After you have validated that everything is working on the RHACM hub cluster side, make sure to configure the WAF instance to generate the HTTP headers out of the authentication information of the client certificate. Note that each WAF instance may have its own way to configure such a mechanism (for example, BIG-IP irule).

After you have configured the WAF instance, initiate traffic toward the WAF and make sure that it forwards the authentication parameters to the RHACM hub correctly by running the following command:

$ curl -k --url https://<waf-endpoint>:6443/apis/cluster.open-cluster-management.io/v1/managedclusters/<managed-cluster-name> --key /tmp/private-key.key --cert /tmp/certificate.crt

{"apiVersion":"cluster.open-cluster-management.io/v1","kind":"ManagedCluster","metadata":{"annotations":{"...

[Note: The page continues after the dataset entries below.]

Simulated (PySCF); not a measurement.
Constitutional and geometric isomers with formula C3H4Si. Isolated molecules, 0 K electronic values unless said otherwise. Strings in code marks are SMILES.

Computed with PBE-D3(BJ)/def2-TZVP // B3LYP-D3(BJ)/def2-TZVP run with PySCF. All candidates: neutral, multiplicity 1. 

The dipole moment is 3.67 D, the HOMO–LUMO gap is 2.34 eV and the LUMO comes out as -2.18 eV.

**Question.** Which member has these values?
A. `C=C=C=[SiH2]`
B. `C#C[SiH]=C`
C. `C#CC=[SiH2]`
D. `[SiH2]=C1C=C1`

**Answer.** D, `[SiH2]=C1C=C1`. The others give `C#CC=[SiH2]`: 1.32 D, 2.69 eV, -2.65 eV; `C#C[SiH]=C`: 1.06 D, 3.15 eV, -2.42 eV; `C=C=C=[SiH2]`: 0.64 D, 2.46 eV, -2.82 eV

Now that everything is configured, you can import clusters from the edge networks to the central RHACM hub and scan all traffic using a WAF instance along the way.

Conclusion

In this blog, I went through the reasons an organization may consider placing a WAF between a RHACM hub cluster and OpenShift clusters at the edge. I described how managed clusters authenticate against the hub cluster and the challenges that come up with the authentication process when placing a WAF between the management and edge clusters. I proposed two solutions for the authentication challenges and demonstrated the procedures an organization would go through when implementing them.

Even though the solutions are not officially supported by Red Hat, they provide a practical way for organizations to deal with constraints that come up when dealing with OpenShift environments at the edge.